Can independent reviewing officers really be independent?

The role was created to provide oversight of the planning for children in care and to challenge local authorities, but critics say IROs are too close to those they are meant to hold to account

Jerry Lonsdale is a lay adviser to parents whose children are in the care system. When no legal aid is available, he represents them in court as a McKenzie Friend. Experienced and respected in this field – he’s been doing it for over a decade now – Lonsdale is dismayed at the lack of independence he’s observed in some independent reviewing officers (IROs): a role created to provide scrutiny and oversight of the planning for children in care, and challenge local authorities when they feel a child’s best interests are not being served.

In a case Lonsdale is currently working on, he was staggered to discover that the IRO was deeply embedded in the children’s services department, having been for the past 18 months line managing the social workers involved in the case. “How is she supposed to hold to account the local authority – which hasn’t been following the care plan – if she’s part of the work?” asks Lonsdale. “It’s beyond wrong.”

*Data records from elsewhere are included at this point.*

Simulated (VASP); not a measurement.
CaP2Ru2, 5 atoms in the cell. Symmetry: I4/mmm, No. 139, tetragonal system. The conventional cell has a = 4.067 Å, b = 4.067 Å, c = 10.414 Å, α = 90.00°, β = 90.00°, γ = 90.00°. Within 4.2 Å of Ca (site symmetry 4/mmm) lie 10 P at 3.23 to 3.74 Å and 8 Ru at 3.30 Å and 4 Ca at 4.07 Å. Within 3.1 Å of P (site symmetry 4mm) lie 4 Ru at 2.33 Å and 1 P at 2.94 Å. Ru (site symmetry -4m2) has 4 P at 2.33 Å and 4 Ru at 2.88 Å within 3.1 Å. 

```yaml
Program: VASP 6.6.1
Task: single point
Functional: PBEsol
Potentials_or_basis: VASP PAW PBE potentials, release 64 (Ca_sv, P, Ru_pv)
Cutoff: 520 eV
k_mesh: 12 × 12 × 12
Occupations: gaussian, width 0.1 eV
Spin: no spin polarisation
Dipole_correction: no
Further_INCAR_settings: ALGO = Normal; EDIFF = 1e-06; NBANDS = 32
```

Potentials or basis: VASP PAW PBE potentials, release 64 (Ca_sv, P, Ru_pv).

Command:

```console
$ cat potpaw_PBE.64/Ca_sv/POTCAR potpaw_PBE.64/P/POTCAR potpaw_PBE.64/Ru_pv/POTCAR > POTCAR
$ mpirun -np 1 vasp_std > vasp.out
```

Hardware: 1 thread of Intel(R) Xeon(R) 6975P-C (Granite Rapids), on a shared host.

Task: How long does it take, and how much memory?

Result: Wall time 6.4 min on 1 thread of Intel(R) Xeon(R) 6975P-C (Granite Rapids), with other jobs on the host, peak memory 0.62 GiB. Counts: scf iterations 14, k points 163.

In a 2014 judgment offering a provisional view on an IRO for failing to monitor care planning for a number of children, Mr Justice Holman said: “The whole point and purpose of the system and machinery of independent reviewing officers is precisely to keep the local authority (who are no doubt extraordinarily busy and overworked) on their toes and to be asking awkward questions.” But despite the significant powers IROs have to hold local authorities to account in a child’s best interests, it turns out that raising those awkward questions may lose you your job.

Jon Fayle, vice-chair of the National Association of Independent Reviewing Officers (NAIRO), had his contract terminated by Sutton council after he challenged the care plans for several children. Sutton subsequently apologised, compensated and reinstated him, but Fayle now believes that there is a structural problem in the way that IROs are employed.

“We hear stories of IROs feeling intimidated and being highly discouraged from making effective challenges,” he says. He gives one example of an IRO being told not to refer serious concerns about a child’s care planning to the Children and Family Court Advisory and Support Service (Cafcass) – as is their statutory responsibility and right – without permission from the council.
“This completely undermines their independence,” says Fayle. In another local authority, the children’s services department set up a parallel care planning panel “that called all the shots and the IRO service was marginalised”, he explains.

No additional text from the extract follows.